Tom Anderson also has the right tools and motivation to effectively manage this County's affairs competently. His main deficiency is his low profile and lack of a galvanizing organization. If he can attract the votes he deserves, he can affect the outcome of this race, but maybe not win it.

Jack Louws is qualified for this position, by training, experience and heredity. His father was the County's first Executive. Jack is a true fiscal conservative and a Christian in the finest sense of the word. I don't always agree with Jack's positions, but I do respect where he is coming from. And, he would certainly be an improvement over our last County Executive! Louws may be the ultimate favorite in this race.

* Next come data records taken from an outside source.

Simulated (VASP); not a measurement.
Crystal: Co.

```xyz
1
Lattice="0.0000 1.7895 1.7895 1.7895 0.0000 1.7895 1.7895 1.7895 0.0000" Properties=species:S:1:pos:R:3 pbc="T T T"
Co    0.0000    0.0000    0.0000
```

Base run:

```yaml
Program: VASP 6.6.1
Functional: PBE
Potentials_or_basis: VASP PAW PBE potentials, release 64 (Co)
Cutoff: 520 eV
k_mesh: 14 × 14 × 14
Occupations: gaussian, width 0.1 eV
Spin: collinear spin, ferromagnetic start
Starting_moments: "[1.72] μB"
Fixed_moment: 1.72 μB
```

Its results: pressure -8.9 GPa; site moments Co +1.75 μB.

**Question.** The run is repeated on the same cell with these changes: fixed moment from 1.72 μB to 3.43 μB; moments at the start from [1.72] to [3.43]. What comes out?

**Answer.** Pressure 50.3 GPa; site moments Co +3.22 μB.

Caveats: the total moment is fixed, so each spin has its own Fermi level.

Doug Erickson is my absolute least favorite candidate in this race! He is a career political opportunist with no track record worth reviewing outside of partisan political circles. If he is elected the County is in deeper trouble than with our latest Executive. If cronyism and political posturing are what you think are needed here, then you are probably going to vote for Erickson. I hope not! He was recently elected as our State Senator after multiple, undistinguished terms as our State Representative in Olympia. That's where he belongs, if anywhere. Sorry to be this negative about DUUG, but he's worked hard to deserve it.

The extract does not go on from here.